For history lovers in Niš the 20th century began in the most beautiful way possible – in 1900, during the construction of the fortress bridge, when the bronze portrait of Constantine the Great was found. This valuable accidental finding had to be placed somewhere and that is when the awareness of the need to establish a museum was created. The commemoration of 1600 years since the passing of the Edict of Milan in 1913 renewed this idea, the realization of which was delayed by the Balkan and World Wars. In the newly formed kingdom of the 1930s the conditions were met for the establishment of Niš Museum.
The National Museum in Niš was founded on April 1, 1933 by a group of museum establishment supporters gathered around the Museum Society, founded that year, whose most prominent members were its founders – Adam Oršić Slavetić, Rudolf Bratanić, Borivoje Gojković, Aleksandar Nenadović and Borivoje Popović.
For the first months of its existence the Museum was temporarily housed in the building of the Teacher’s Dormitory and the first exhibition set up in this space was seen by several thousand visitors. Half a year after its establishment, on October 22, 1933, the Museum was moved to the house of the Christodoulou family when it was officially opened under the name of the City of Niš Historical and Ethnographic Museum.
The museum objects were classified into seven collections (Prehistory, Classical Antiquity, Middle Ages, numismatics, collection of artistic paintings and collection of weapons). Thanks to the accommodation and presentation possibilities this permanent museum exhibition was one of the richest in Serbia in terms of conception, professional work and the richness of the exhibits.

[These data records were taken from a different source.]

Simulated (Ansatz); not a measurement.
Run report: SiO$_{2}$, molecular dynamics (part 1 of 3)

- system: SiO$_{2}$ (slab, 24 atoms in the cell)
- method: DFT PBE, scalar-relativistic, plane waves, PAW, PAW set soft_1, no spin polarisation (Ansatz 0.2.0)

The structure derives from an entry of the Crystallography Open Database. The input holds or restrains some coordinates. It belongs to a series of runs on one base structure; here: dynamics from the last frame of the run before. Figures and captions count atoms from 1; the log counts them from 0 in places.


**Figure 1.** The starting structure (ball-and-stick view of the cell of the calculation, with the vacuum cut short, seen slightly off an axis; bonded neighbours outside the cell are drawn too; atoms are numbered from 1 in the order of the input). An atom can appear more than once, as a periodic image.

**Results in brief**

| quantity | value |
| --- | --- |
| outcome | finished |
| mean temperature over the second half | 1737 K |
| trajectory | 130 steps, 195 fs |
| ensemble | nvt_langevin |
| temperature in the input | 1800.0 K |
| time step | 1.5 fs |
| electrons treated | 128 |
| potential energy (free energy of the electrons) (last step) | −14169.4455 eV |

In the period from 1934-1939, although without regulated funding, the museum administration organized numerous research works in the area of Niš and its surroundings. The great names of archeology of that period participated in the archaeological research – Nikola Vulić, Jovan Kovačević, Borivoje Popović and Vladimir Fjuks. The museum building was constructed in Medijana and the publication of the Morava Archaeological Gazette was launched. The Second World War interrupted one of the most fruitful stages in the development of the Museum. Enormous damage was caused by the bombing of Niš by allies on September 2, 1944, when the museum building was hit by a direct bomb and a large number of collected objects were destroyed with it.
After the Second World War the People’s Committee of the Municipality of Niš restored the Museum under the name National Museum (1947). Since the Museum lost its complete ethnographic collection in the whirlwind of war, and other collections were cut in half, the task of museum employees was to animate citizens’ awareness of the need to collect antiquities. In addition to purchases and gifts museum collections were filled through archaeological research.
In 1950 the Museum was moved to new premises where it is still located today. The building in Stanka Paunovića Street (today Generala Milojka Lešjanina Street) was the home to the historical department called National Liberation War Museum. The permanent archaeological exhibition was set up in the building of the former bank in Peti Kongres Street (today Nikole Pašića Street), In 1951, the Art Gallery was founded in the Synagogue, and the following year, Mija Stanimirović Memorial Department was opened, whose exhibition was removed in 1957. The permanent exhibition of the Memorial Complex “February 12” was opened in 1967.
In this period a great step forward in museological presentation was made, mostly thanks to the help of well-known scientific workers from Belgrade, among whom Đorđe Mano Zisi, Milutin Garašanin and Miodrag Grbić were the foremost. They initiated the formation of a new permanent archaeological museum exhibition in 1965.
Today the Museum has over 40,000 objects in its collections from the fields of archaeology, numismatics, epigraphy, history, history of art and ethnology, and it also has two memorial collections dedicated to Stevan Sremac and Branko Miljković. The uniqueness of the Museum is reflected in the fact that it also includes three Immovable Cultural Properties of Exceptional Importance: Archeological Park Mediana, Skull Tower Monument and the Memorial Complex “February 12”.